In the hypothesis of the martingale central limit theorem, my book says that given a sequence of random variables $X_n$ with the condition that $E(X_n \mid \mathcal F_{n-1}) = 0$, then $S_n = \sum_{i=0}^n X_i$ is a $\mathcal F_n$ martingale.
Now I suppose that the $\left(\mathcal F_n\right)_{n \ge 0}$ is a filtration (thought it's not specified) but apart from that are there any other condition to be assumed on $\mathcal F_n$? Because otherwise, I can't show that $S_n$ is a martingale.
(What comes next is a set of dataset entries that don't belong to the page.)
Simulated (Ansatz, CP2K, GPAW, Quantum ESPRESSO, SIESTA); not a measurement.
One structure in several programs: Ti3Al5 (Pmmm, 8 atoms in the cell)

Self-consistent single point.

If $S_m$ is measurable wrt to $\mathcal F_m$, then it's easy, since $$E(S_n \mid \mathcal F_m) = E(S_m \mid \mathcal F_m) + E(X_{m+1} + \dots + X_n \mid \mathcal F_m) = S_m + E(X_{m+1} + \dots + X_n \mid \mathcal F_m)$$
And one can use the power property of conditional expectation to show that $E(X_{m+1} + \dots + X_n \mid \mathcal F_m) = 0$
But how to show that $S_m$ is $\mathcal F_m$ measurable?
Should we require $\mathcal F_m = \sigma(\bigcup_{i=0}^m \sigma(X_i))$?
Best Answer
We have to require that $X_n$ is $\mathcal F_n$-measurable. Otherwise, take $\mathcal F_n=\mathcal F=$ a $\sigma$-algebra independent of the $X_n$'s and suppose that $X_n$ are centered and not degenerated. Then we have $\mathbb E[X_n\mid \mathcal F_{n-1}] =0$ for each $n$ but $X_n$ is not $\mathcal F_n$-measurable.